Duplicate SMS messages not seen as duplicates

For user who dont speak german please use this part of my forum
vodoomoth
Beiträge: 75
Registriert: Fr 13. Jan 2012, 11:00

Duplicate SMS messages not seen as duplicates

Beitrag von vodoomoth »

I am facing a quite weird problem with duplicate SMS messages in the Archived messages.

I have literally hundreds of pairs of seemingly identical messages (which I know have somehow been duplicated in the MPE database – I received or sent only one copy of the message). The "Search duplicates" menu entry runs without finding anything... but I still see strictly identical sender, message and time entries for those duplicates.

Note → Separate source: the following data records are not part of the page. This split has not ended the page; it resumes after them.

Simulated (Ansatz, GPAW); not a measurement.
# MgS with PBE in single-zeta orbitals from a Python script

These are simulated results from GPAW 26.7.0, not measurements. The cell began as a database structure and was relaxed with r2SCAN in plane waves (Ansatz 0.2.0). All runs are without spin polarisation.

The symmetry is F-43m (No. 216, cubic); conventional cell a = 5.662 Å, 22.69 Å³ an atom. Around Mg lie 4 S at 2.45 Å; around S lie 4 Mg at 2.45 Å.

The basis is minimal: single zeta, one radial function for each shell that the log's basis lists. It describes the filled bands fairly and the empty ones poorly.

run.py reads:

I imagine that the comparison is based on more than "From/To", Message and Time, which is strange to me as I, as a user, don't see these additional properties that come into play in the comparison.

Is there a further way to get rid of those double entries, in addition to the "Search duplicates" command, which, in all obviousness, fails to detect these many duplications.

@FJ: I can send either logs or screen captures if needed.

I'm running the latest versions of both the PC (1.8.7) and phone (1.0.39) clients.
Thanks.
ealbamb
Beiträge: 4
Registriert: So 17. Mai 2015, 15:49

Beitrag von ealbamb »

Hi,

I'm with 1.8.7 and having the duplicates issue, however I'm one step behind .. I cannot find the Search Duplicates. Can you please give a hint (My Db counts now more than 15000 entries). In other discussions I read about Right-Click but cannot understand where I have to

Thank you all
bert
vodoomoth
Beiträge: 75
Registriert: Fr 13. Jan 2012, 11:00

Beitrag von vodoomoth »

Search duplicates appear in the contextual menu (right mouse click – for lefties :-)) when you are in "Archive (computer)" (see the "Messages" section of the left side bar).
Therefore, duplicates will be removed from the archives. If you have many of them in your Sent or Inbox folders, you may move them to the archive, remove duplicates and move them back to their original folders.
ealbamb
Beiträge: 4
Registriert: So 17. Mai 2015, 15:49

Beitrag von ealbamb »

ok. Found and used. Removed 133000 duplicates from archive .. however it still creates new every time I sync, but this is another story. Thanks a lot Vodoomoth.

After a check I found a small number of residual duplications but very few. I guess there is something different in the actual text but I can't get what it is

Thanks again
bert
ealbamb
Beiträge: 4
Registriert: So 17. Mai 2015, 15:49

Beitrag von ealbamb »

.. after a deeper check I found that in duplications left after removal, text is different.

The difference is caused by some sort of automatic formatting of special characters (apostrophe changed to diferrent apostrophe type, short dash changed to long dash, suspension bullets changed to underscore ... ). In my case they are very few (17 out of 16000 SMS and after a dedup which remved 133000 duplicates). I use Italian as a language (may be this interferes ..)

Hope this helps

Thanks
bert
vodoomoth
Beiträge: 75
Registriert: Fr 13. Jan 2012, 11:00

Beitrag von vodoomoth »

ealbamb hat geschrieben:.. after a deeper check I found that in duplications left after removal, text is different.

The difference is caused by some sort of automatic formatting of special characters (apostrophe changed to diferrent apostrophe type, short dash changed to long dash, suspension bullets changed to underscore ... ).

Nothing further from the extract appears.